Bank gives raw data to EC; poll panel races to place the details on its website today

New Delhi: Complying with the Supreme Court’s order, the State Bank of India on Tuesday submitted the data pertaining to electoral bonds to the Election Commission (EC). The data is voluminous and is learnt to be in raw format. Sources in the EC said the poll body is working on a war footing to meet the March 15 deadline to upload the entire data pertaining to who donated how much to which party through electoral bonds on its website.

“In compliance with the Supreme Court's directions to the SBI, contained in its orders dated February 15 and March 11, data on electoral bonds has been supplied by the SBI to the election commission,” the EC spokesperson said.

Sources in the EC said their team is on the job to meet the Supreme Court deadline and the pre-2019 data is in the process of being uploaded in a phased manner. Possibly this data, along with the new data, will be published simultaneously by the evening of March 15.

The Supreme Court on Monday had ordered the SBI to disclose the details of electoral bonds to the election commission by Tuesday evening. As per the order, the election commission will have to publish the details shared by the bank on its official website by 5 pm on March 15.

However, much drama happened before the SBI handed over the electoral bond data to the EC. On Monday, the SBI urged the Supreme Court to give it time till June 30 to collate the voluminous data. Rejecting the SBI's request, the apex court ordered the bank to submit all details by Tuesday evening or it will take contempt of court action against SBI chairman Dinesh Kumar Khara.

Meanwhile, the president of the Supreme Court bar association (SCBA) shot off a letter to President Droupadi Murmu seeking a presidential reference and adding that the Supreme Court judgment in the electoral bonds case should not be implemented till the reference is heard.

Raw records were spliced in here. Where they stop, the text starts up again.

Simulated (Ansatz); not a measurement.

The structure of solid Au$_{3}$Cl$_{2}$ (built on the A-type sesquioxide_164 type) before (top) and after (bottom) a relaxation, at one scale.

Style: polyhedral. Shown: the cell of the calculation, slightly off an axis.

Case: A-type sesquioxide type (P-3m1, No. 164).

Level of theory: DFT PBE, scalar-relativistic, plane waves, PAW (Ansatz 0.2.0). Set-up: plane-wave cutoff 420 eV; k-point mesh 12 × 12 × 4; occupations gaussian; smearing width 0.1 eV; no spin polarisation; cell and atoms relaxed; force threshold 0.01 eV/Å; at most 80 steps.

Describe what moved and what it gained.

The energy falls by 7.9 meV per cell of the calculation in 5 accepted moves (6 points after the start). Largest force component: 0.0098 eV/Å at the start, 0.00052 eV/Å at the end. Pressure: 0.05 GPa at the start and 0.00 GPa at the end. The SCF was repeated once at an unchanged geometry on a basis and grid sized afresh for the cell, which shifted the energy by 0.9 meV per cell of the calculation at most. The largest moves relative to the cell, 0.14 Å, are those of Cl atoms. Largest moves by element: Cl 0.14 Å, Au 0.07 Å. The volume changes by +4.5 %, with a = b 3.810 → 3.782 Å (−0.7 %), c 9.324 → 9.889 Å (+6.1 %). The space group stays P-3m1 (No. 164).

“Now, the president of the SC bar association seeks a rehearing of the electoral bond case through a presidential reference under Article 143. This move, if pursued, will fraudulently convert an advisory jurisdiction into an appellate one. What scares the Modi government, the nation wants to know,” wrote CPI(M) leader Sitaram Yechury on X.

The SBI has issued electoral bonds worth Rs 16,518 crores in 30 tranches since the inception of the scheme in 2018. The Supreme Court, however, on February15, scrapped this scheme that allowed anonymous political funding, calling it "unconstitutional" and ordered disclosure by the EC of donors, the amount donated by them and recipients.

During the hearing, the attorney-general R. Venkataramani submitted that the citizens do not have the right to information under Article 19(1)(a) of the Constitution regarding the funding of a political party.